Long-running VW Ag chairman Ferdinand Piech, the 78-year old grandson of Ferdinand Porsche – VW’s founder – unexpectedly resigned from his position on Saturday, ending a dispute over the chief executive’s fate.
His row started the past few weeks as the chairman publicly withdrew his support for Martin Winterkorn, in an apparent bid to force him out of the company and make sure he would not be the successor to the chairman position once Piech’s mandate ended in 2017. But, according to people that have knowledge of the board’s decisions, Piech manufactured his untimely demise by backing out of the agreement to support Winterkorn and secretly scheming to get him out of the company instead. Last week there was news that Piech was aiming to get Matthias Mueller, the chief executive of Porsche, in Winterkorn’s position helming the group – lobbying his powerful family members in that direction. The firm’s influent works council and the automaker’s home state of Lower Saxony – a key stakeholder – demanded a second emergency meeting of senior board members. “It was one of the straws that broke the camel’s back,” commented for Reuters a person close to the VW board’s labor officials.

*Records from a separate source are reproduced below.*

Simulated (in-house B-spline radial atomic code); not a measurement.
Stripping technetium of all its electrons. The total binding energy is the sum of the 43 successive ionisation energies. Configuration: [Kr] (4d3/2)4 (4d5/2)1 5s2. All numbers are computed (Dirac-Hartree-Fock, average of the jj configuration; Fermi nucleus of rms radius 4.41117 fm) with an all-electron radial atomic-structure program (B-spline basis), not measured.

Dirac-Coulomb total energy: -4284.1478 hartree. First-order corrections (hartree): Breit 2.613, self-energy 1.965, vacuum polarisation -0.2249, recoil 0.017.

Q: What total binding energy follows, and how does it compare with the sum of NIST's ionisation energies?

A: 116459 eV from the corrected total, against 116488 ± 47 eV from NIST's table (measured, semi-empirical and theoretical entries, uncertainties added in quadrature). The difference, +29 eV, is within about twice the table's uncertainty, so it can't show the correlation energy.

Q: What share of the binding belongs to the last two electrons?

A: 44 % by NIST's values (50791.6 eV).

It appears that on Saturday Piehc was presented with an ultimatum – resign at his own free will or get voted off the board in an image-snarling procedure. Naturally, neither Piech, nor senior board members have any comments on the departure, which was carefully announced by VW and a committee of board managers. Piech’s demise marks an end to an era – more than two decades he had the power to oust executives as he pleased or sift through key strategies at his own will.